What about those messages to the seven churches in Asia, which we have at the beginning of the book of the Revelation? Now, I do not agree that the people in those churches are only professers and not true Christians. If you grant that, then you have got to face this, that between Christian and Christian there's a difference, and there are certain very distinct promises given to certain Christians there. "To him that overcometh..." "to him that overcometh..." "to him that overcometh will I grant..." See? Surely logic implies: "If you don't, then you won't. If you don't overcome, then you won't get what the Lord offers." There are differences. I don't believe that this is a matter of loss of salvation, but this is something more than just being saved, getting in.

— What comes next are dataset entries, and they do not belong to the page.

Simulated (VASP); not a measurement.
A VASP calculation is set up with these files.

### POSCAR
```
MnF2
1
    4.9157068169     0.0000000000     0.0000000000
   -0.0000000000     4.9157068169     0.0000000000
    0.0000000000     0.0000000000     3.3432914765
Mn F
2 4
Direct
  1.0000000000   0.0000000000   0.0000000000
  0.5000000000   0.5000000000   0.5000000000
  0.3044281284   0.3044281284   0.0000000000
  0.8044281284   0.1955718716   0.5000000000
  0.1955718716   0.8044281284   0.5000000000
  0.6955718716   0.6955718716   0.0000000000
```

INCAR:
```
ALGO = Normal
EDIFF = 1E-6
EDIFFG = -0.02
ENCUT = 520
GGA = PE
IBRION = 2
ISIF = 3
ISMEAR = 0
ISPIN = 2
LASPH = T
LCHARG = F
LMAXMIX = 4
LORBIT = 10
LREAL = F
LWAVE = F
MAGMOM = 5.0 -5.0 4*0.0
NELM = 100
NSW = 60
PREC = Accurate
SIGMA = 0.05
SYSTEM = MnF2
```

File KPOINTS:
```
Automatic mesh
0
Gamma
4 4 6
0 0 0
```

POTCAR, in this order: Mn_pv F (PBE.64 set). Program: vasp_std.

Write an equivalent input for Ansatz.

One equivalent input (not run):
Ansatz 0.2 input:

What is the nature of the difference or the differences? Some people will say, "Well, of course, it's reward!" All right, let's leave at that, it's reward if you like. But what reward do you want? What is the reward that you're looking for? You want wealth? Is that the kind of reward you want, riches? Well, a lot of people say it's going to be without them. I don't think that can be looked upon as the sort of thing that will bring us what we need, and really what we want. Do you want honours? Do you want titles? Do you want an armchair for all eternity? What is it you want by way of reward? Let's put the question in another way: what does the New Testament show to be the nature of the rewards if we're going to hold to that word "reward"? And the answer is this, quite clearly if you'd like to look again. The reward is vocational - it is always vocational. "And His servants shall serve Him; and they shall see His face". Service, without all that is associated with service now, service to Him without limit, without restraint, without opposition, without suffering. Service. To be able to serve Him! Well, how does that appeal to you? I can think of nothing that would be a greater joy than just to be able, without all the straitness, and limitations, and difficulties of the work now, to serve the Lord in fullness.Now, that's where the New Testament puts its finger. It's vocational! And this, it goes on to show, is a matter of related positions, that is, positions in relation to the Lord - different positions for service. Take one illustration, an instance, from one of those messages to the churches. "To him that overcometh, will I grant to sit with Me in My throne". "To sit with Me in My throne..." there you have two ideas. One is a very close relationship with the Lord, a very intimate nearness to Him; and the other, royal service - call it what you will, it's the service of the throne. Again, what's your conception of sitting with Him in a throne? Let us put our mentality right about all these things, thrones and what-not, don't get pictures of sitting on golden or ivory thrones, and that sort of thing. It simply means union with the Lord in the administration of His eternal kingdom. That's the service! But that is said to be a special gift to certain people - if you like, it's their reward. But the point is that it is vocational, and it's a matter of relationship to the Lord.
The final picture that we have in the New Testament, while being so full of symbolism, is an embodiment of these spiritual principles. It's the picture of the City. Now again get your mind clear, and don't think of a literal city. It's only an illustration, a figure, a symbol. This City undoubtedly is the Church. Need I argue that? "The Jerusalem which is above... is the mother of us all...". "Ye are come unto the heavenly Jerusalem". "Ye are come..." we are not coming later on, afterwards, but "Ye are come... to the heavenly Jerusalem... to the church of the firstborn ones", identical: Jerusalem - the Church. So that that City which is said to be the new Jerusalem, coming down from God out of heaven, is the Church. Now it is put into a particular and peculiar position, like a city, and the idea of a city is that it is the administrative centre. And then we are told that "the nations walk in the light thereof". You see, there is something at the centre for government, and there is much more that is not at the centre. Here is proximity to the Lord, relationship with the Lord for eternal vocation in an administrative way in His kingdom.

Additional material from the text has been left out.